K. Ueltzen, S. Schmitz, M. Moors, M. Glöß, M. Börner, I. Werner, Z. Warneke, J. Warneke, B. Abel, K. Y. Monakhov
Inorg. Chem. 2021, 60, 10415–10425
https://pubs.acs.org/doi/10.1021/acs.inorgchem.1c00994

The controlled adsorption of polynuclear coordination compounds with specific structural and electronic characteristics on surfaces is crucial for the prospective implementation of molecule–surface interfaces into practical electronic devices. From this perspective, a neutral 3d,4f-coordination cluster [Mn^II₃Mn^IVYb₃O₃(OH)(L·SMe)₃(OOCMe)₉]·2MeCN·3EtOH (1·2MeCN·3EtOH), where L·SMe^– is a Schiff base, has been synthesized and fully characterized and its adsorption on two different solid substrates, gold and graphite, has been studied. The mixed-valence compound with a bilayered metal core structure and the structurally exposed thioether groups exhibits a substantially different surface bonding to metallic gold and semimetallic graphite substrates. While on graphite the adsorption takes place only on distinguished attraction points with a locally increased number of potential bonding sites such as terrace edges and other surface defects, on gold the molecules were found to adsorb rather weakly on randomly distributed adsorption sites of the surface terraces. This entirely different behavior provides important information for the development of advanced surface materials that may enable well-distributed ordered molecular assemblies.
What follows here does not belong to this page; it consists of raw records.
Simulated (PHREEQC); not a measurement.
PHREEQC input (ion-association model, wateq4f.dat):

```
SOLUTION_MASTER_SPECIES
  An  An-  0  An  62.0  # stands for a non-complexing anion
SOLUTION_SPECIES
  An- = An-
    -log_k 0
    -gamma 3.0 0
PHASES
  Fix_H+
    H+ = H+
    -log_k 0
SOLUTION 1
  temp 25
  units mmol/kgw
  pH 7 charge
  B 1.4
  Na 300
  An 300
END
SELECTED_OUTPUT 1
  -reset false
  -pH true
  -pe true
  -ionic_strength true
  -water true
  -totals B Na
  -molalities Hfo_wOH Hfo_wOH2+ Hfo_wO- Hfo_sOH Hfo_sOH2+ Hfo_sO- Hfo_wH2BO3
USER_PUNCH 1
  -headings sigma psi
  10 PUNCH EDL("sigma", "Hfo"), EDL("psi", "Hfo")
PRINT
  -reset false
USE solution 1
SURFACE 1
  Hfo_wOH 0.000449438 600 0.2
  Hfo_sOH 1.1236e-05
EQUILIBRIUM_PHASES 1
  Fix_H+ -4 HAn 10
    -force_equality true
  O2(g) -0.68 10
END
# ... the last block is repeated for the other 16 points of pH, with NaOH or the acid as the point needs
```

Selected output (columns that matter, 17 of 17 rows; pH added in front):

S. Schmitz, N. V. Izarova, J. van Leusen, K. Kleemann, K. Y. Monakhov, P. Kögerler
Inorg. Chem. 2021, 60, 11599–11608
https://pubs.acs.org/doi/10.1021/acs.inorgchem.1c01526

Two series of charge-neutral coordination clusters featuring quasi-isostructural metal oxide cores, isolated as [Zr₆Fe₂Ln₂O₈(ib)₁₄(bda)₂(NO₃)₂]·xMeCN (Ln = La (1), Ce (2), Pr (3), and Nd (4); ib^– = isobutyrate; H₂bda = N-butyldiethanolamine) and [Zr₆Fe₂Ln₂O₈(ib)₁₄(mda)₂(NO₃)₂]·xMeCN (Ln = La (5), Ce (6), Pr (7), and Nd (8); H₂mda = N-methyldiethanolamine), were obtained via one-pot reactions of [Fe₃O(ib)₆(H₂O)₃]NO₃ as a critical precursor, Ln(NO₃)₃·6H₂O (Ln = La, Ce, Pr, and Nd), the respective aminoalcohol, and [Zr₆O₄(OH)₄(ib)₁₂(H₂O)]·3Hib in an acetonitrile solution. The coordination clusters in 1–8 feature {Zr₆O₈} cores that are structurally expanded by two 4f (Ln³⁺) and two 3d (Fe³⁺) metal ions, each individually coordinated to one of the eight oxide centers of {Zr₆O₈}, producing a metal skeleton where the 3d/4f positions cap four of the triangular faces of the central Zr₆ octahedron. The coordination clusters differ in the chosen aminoalcohol coligands, N-butyldiethanolamine or N-methyldiethanolamine, which lead to a different isobutyrate coordination pattern in the two series, while the {Fe₂Ln₂Zr₆O₈} core structure remains virtually unaffected. All eight coordination clusters are obtained in moderate to good yields of 29–66% after only several days. Complexes 1–8 are stable against air and moisture; they are also surprisingly thermally stable up to 280 °C in air and in nitrogen atmosphere, and they represent the first reported examples of 3d/4f-functionalized zirconium oxide clusters.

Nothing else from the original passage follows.